May God help us all, and particularly those who are young, to seize the abstract point of view. Those born of God cannot sin. A man in the flesh cannot do anything but sin. The world lies in the grip of the wicked one.
That may seem a strong thing to say of the world, but it is true. The devil is shaping the course of things. Men may imagine they are doing it, but they are not. When I was a small boy I was taken to see a marionette show. There were the little dolls quaintly dressed all moving or dancing on the stage. But from where I sat cracks in the boarding beneath the stage allowed me to have a glimpse of the men who were pulling the strings, so the dancing of the dolls was not so wonderful to my childish mind. Men on the world stage may look imposing — Napoleon, Mussolini, Hitler, Stalin, and the rest — but when we see the devil pulling the strings that control their movements, they fascinate us no more.

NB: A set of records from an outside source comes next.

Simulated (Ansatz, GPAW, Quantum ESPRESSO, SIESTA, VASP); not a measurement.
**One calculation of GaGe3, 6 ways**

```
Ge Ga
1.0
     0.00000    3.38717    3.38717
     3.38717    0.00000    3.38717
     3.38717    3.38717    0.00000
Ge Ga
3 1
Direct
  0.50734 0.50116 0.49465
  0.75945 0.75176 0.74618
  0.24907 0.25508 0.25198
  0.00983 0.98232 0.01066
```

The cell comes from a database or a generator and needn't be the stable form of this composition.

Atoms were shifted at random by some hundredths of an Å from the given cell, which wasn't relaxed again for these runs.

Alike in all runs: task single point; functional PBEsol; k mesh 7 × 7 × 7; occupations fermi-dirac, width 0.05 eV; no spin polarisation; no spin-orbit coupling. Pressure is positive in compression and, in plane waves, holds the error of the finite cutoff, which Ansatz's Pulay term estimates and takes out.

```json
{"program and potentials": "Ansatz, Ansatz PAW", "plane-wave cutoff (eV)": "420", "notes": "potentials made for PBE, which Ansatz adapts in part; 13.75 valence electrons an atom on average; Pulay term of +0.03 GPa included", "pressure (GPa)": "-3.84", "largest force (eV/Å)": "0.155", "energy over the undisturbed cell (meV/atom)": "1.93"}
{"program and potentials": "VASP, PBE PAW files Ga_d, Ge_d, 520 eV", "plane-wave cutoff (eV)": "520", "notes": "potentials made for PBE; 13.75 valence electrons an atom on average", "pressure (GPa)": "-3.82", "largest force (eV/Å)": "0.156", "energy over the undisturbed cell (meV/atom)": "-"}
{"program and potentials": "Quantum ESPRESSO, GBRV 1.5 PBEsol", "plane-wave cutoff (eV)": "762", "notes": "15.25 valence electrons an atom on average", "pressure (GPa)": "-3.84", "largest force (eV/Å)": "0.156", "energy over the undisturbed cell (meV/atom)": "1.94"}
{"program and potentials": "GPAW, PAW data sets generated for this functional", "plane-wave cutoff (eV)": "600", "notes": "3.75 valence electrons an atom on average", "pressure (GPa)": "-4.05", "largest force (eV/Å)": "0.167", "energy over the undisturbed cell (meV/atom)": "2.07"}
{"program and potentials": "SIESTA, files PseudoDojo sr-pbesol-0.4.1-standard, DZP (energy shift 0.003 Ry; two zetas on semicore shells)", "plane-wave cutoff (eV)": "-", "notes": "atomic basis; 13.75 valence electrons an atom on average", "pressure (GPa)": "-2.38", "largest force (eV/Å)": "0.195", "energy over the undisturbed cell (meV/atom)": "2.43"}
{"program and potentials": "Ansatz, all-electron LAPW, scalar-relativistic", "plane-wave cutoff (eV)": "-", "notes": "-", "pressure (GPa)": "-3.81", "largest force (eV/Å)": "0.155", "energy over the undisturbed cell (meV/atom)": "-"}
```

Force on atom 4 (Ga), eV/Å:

The trouble with us so often is that we ignore the line of demarcation that God has drawn. Let us see that we maintain it, for we mix things at our peril.
The first statement of verse 20 is this: "We know that the Son of God is come." We do not know that some great and inscrutable Person is come, and that He became the Son of God by the manner in which He came. That is not the truth, and what our verse states is the truth. "Son of God" is a Name of most illustrious import. His coming into Manhood was an act of humiliation, a stoop of unimaginable greatness — far greater than would have been involved had it been needful for Michael the Archangel to assume the lowest form of animal life, and become a worm.
"Son of God" is not a Name taken, expressive of His humiliation but the Name of His original glory, and we have some knowledge of what His coming has brought us. God has been made known, and the Father's Name fully declared. Glimpses of the true God had been granted in previous ages, but now, "Him that is true" stands fully revealed.
But wonderful as the revelation is, it would mean nothing to us had we not eyes to see it. So we get the second great statement of our verse that "He has given us an understanding, that we may know Him that is true." We may well bless God for a gift like that.
How was that gift bestowed? Well, not only have we been begotten of God, but from the ascended Christ we have received the gift of the Holy Spirit. As we read in 1 John 2:20, it could be said even to babes in Christ, "Ye have an unction from the Holy One, and ye know all things." In the last scenes, as recorded in Luke's Gospel, we read how the Lord opened the understanding of His disciples that they might understand the Scriptures. That I should connect with John's record of how He breathed into them, saying, "Receive ye Holy Ghost;" bestowing upon them His risen life in the energy of the Spirit. Hence there is given to us the understanding to take in the things of God.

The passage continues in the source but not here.